Near-Linear
Unconditionally-Secure Multiparty Computation with a Dishonest Minority
Eli
Ben-Sasson (
Serge Fehr
(CWI, The
Rafail Ostrovsky (UCLA)
Abstract:
In the setting of unconditionally-secure MPC, where (dishonest) players are
unbounded and no cryptographic assumptions are used, it was known since the
1980's that an honest majority of players is both necessary and sufficient to
achieve privacy and correctness, assuming secure point-to-point and broadcast
channels. The main open question that was left is to establish the exact
communication complexity. In all works, there was a large gap between the
communication complexity of the best known protocols in the malicious setting
and in the honest-but-curious setting, where players do not deviate from the
protocol.
We settle the above question by showing an unconditionally-secure MPC
protocol, secure against a dishonest minority of malicious players,
that matches the communication complexity of the best known MPC
protocol in the honest-but-curious setting. More specifically, we present a
new n-player MPC protocol that is secure against a computationally-unbounded
malicious adversary that can adaptively corrupt up to t<n/2 of the
players. For polynomially-large binary circuits
that are not too unshaped, our protocol has an amortized communication
complexity of O(n*log(n) + k/n^c)
bits per multiplication (i.e. AND) gate, where k denotes the security
parameter and c is an arbitrary non-negative constant. This improves on the
previously most efficient protocol with the same security guarantee, which
offers an amortized communication complexity of O(n^2*k)
bits per multiplication gate. For any k polynomial in n, the amortized
communication complexity of our protocol matches the O(n*log(n))

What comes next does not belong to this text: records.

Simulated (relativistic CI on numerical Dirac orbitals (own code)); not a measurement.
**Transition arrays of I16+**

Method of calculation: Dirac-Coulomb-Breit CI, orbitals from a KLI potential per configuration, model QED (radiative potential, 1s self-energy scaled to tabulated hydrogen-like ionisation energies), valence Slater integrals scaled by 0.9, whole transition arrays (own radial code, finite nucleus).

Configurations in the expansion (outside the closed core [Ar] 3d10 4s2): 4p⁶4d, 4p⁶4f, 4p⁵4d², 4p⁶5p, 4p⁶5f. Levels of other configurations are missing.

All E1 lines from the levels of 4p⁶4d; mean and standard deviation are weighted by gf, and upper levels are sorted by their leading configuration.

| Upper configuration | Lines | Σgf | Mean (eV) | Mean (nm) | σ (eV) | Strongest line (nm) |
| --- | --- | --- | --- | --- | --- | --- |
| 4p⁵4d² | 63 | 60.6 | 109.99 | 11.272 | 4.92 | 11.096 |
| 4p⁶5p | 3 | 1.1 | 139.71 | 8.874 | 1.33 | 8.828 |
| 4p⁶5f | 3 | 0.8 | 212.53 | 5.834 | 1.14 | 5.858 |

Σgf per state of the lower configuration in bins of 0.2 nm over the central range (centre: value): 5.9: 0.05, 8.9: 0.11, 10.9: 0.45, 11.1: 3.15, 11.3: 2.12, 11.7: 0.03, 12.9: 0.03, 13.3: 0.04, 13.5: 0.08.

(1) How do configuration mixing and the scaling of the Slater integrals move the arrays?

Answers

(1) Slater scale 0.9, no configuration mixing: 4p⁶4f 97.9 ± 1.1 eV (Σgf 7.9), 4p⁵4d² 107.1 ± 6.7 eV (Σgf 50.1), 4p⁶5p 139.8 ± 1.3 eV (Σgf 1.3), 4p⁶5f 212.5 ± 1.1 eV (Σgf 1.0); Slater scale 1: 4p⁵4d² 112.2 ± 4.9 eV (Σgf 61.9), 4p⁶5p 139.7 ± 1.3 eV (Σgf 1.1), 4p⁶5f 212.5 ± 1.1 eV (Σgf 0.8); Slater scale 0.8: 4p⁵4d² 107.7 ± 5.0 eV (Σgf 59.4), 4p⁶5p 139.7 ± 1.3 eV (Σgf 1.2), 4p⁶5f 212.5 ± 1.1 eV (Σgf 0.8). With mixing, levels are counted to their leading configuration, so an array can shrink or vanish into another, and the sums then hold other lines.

bit communication complexity of the best known MPC protocol with passive
security.
We introduce several novel techniques that are of independent interest and we
believe will have wider applicability. One is a novel idea of computing
authentication tags by means of a mini MPC, which allows us to avoid
expensive double-sharings; the other is a
batch-wise multiplication verification that allows us to speedup Beaver's
multiplication triples. The techniques draw from the PCP world and this
infusion of new techniques from other domains of computational complexity may
find further uses in the context of MPC.